Following a run to the Western Conference Finals in the 2019 postseason, the Trail Blazers entered the year focused on contending for a title. Injuries and the slow implementation of players acquired in a busy offseason have moved Portland’s record to 4-8 to start the season, pausing serious discussion of contention. On Thursday, the Blazers signed 35-year-old forward Carmelo Anthony in hopes reversing their early-season fortunes.
Following the news of the signing, The Washington Post’s Ben Golliver detailed the circumstances that led to Melo joining the Blazers. The former Blazer’s Edge contributor outlined the struggles that have plagued Portland through 12 games that led to Thursday’s news.
The Blazers’ offseason plan relied heavily on Hassan Whiteside, a boxscore-stuffing center who was acquired in a trade with the Miami Heat, to provide an interior balance to the backcourt duo of Lillard and CJ McCollum and to buy time during Jusuf Nurkic’s recovery from a serious leg injury. But Whiteside’s effort level — long a point of contention in Miami — has been an issue, and his limited mobility has contributed to Portland’s subpar team defense.

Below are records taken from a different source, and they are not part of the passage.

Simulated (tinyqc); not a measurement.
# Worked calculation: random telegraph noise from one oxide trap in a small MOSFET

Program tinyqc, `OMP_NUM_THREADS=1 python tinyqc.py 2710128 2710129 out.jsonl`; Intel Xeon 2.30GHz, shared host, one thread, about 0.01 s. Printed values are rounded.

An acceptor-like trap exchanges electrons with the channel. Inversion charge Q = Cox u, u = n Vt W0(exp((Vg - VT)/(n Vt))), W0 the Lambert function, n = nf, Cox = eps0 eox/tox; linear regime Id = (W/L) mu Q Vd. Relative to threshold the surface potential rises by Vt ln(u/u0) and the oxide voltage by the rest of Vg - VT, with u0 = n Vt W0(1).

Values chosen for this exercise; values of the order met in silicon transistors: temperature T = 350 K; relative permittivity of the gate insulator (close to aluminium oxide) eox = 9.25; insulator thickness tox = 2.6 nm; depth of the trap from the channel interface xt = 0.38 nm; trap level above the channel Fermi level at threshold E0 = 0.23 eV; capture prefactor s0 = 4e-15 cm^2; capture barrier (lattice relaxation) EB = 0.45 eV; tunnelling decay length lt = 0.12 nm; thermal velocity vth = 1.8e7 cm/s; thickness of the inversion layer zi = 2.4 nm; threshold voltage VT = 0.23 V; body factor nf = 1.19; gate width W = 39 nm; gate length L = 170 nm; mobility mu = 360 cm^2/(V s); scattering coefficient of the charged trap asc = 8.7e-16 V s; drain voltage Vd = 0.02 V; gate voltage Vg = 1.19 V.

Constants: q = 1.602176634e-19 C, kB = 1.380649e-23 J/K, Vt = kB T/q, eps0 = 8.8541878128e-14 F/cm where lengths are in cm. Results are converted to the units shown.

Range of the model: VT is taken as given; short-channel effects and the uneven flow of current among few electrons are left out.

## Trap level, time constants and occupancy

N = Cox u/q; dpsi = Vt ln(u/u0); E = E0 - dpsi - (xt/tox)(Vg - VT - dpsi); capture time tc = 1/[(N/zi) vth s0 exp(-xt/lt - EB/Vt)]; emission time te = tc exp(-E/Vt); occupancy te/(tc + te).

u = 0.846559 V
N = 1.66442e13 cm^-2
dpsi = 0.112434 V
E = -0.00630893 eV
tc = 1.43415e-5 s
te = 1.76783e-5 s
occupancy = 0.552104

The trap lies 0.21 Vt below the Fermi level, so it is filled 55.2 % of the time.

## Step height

With McCollum slumping and Whiteside failing to sustain a positive impact from game to game, Lillard has been left as a one-man band. The signature night of the Blazers’ season came on Nov. 8, when Lillard scored a career-high and franchise-record 60 points — outscoring all of his teammates combined — yet Portland still lost to the Brooklyn Nets at home.
The Blazers’ 4-8 record sits above only the Pelicans and Warriors in the Western Conference standings. Portland will begin a six-game road trip with a matchup against the Spurs on Saturday. Melo is set to join the Blazers during that trip.